Electrical work was an essential task in the scenes for indoor settings, including those recreated in the Lego Star Wars Miniland.

It must have been fun, challenging and a lot of work to replicate this exciting showcase of over 2,000 detailed models including iconic scenes from all six episodes of Star Wars movies and The Clone Wars animated series.

Looking back to a sunny day on 2 December 2009 and that brown field in the 76-acre site of Medini North in Iskandar Malaysia, I remember being among the media and others shaded under several tents pitched there for Legoland Malaysia Resort’s ground-breaking ceremony. 

The ceremony gimmick was for then Johor Menteri Besar, Datuk Abdul Ghani Othman to shift a lever in the hydraulic excavator to tip its bucket filled with thousands of multi-coloured Lego bricks and let them fall to the ground with a mighty crash!

On 1 September 2012, I was again among a host of local and international media who were eagerly waiting to experience the first Legoland park in Asia in a pre-opening preview. 

When Legoland Malaysia Resort opened its doors, it joined five other Legoland parks located in Denmark, England, California, Germany and Florida, as the sixth Legoland park in the world. 
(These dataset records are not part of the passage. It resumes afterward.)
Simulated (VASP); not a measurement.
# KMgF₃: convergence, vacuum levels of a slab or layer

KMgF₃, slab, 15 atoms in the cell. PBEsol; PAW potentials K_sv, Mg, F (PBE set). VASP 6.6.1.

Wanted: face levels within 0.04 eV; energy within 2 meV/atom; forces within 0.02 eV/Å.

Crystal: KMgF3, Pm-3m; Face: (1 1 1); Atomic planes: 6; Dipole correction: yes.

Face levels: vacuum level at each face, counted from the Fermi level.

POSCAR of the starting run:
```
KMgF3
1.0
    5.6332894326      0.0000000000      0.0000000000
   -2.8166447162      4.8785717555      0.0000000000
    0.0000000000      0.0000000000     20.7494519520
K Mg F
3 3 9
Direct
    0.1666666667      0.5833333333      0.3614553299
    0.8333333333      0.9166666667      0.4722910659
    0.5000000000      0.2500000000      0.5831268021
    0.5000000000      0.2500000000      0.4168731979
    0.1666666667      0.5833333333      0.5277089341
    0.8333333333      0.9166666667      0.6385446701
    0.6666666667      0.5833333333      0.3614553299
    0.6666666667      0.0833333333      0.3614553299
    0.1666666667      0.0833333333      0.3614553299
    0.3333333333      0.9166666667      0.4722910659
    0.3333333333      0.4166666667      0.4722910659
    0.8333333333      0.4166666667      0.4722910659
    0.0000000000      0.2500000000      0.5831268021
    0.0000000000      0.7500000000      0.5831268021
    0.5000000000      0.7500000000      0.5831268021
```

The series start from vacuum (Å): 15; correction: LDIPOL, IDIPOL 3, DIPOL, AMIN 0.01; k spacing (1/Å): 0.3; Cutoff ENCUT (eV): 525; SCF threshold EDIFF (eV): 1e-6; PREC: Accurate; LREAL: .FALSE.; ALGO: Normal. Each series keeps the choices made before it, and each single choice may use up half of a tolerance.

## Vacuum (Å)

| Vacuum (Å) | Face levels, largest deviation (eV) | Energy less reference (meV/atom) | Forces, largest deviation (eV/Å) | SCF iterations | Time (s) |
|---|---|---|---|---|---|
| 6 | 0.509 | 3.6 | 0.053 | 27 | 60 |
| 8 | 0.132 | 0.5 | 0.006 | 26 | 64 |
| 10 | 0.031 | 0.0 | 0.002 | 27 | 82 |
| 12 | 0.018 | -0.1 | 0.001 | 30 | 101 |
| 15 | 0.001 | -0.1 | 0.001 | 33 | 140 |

Work-in-progress on the Lego Miniland version of the
facade of the Sri Mariaman Raja Devasthanam Hindu Temple
At that point, construction was in progress on the adjacent Legoland Water Park and Legoland Hotel. 

When these two attractions opened in November 2013, the 249 family rooms in the hotel designed in Lego themes, welcomed guests to enjoy the Lego experience beyond their day in the park. 

I have lost count of the number of times that I visited the park but I can clearly remember the exciting events for the many media previews where I enjoyed sneak peeks and first experiences for festive and new attractions.

I remember the event in June 2015, graced by His Majesty Sultan Ibrahim, for the launch of the miniature of the Bukit Serene Johor Sultan’s palace.

I felt a strange sense of pride because this grand palace joined the collection of iconic landmarks in Legoland Malaysia Miniland.

During the event the master model builder shared his comments about how he and his team went about recreating this palace, made up of 278,023 Lego bricks and that it weighed 350kg.

The extensive process to replicate it in Lego bricks included surveying the location, computer rendering and matching the brick colours, construction of the model and post production to ensure that the integrity of the model was preserved.

I cannot forget the mention of a cat on the roof and because it was a quirky part of the palace, the model makers ensured that this pesky cat was also featured in the miniature Bukit Serene Palace in Miniland!

Work-in-progress of the row of shophouses situated at the
corner where Jalan Trus meets Jalan Ibrahim; Note the
wall mural by artist, Taib Aur, replicated in Lego bricks!
Legoland Malaysia is constantly maintaining the park exhibits and wants Annual Pass Holders to enjoy something new and refreshed on each visit, so they work hard to come up with innovations and ideas to enhance the visitors’ park experience.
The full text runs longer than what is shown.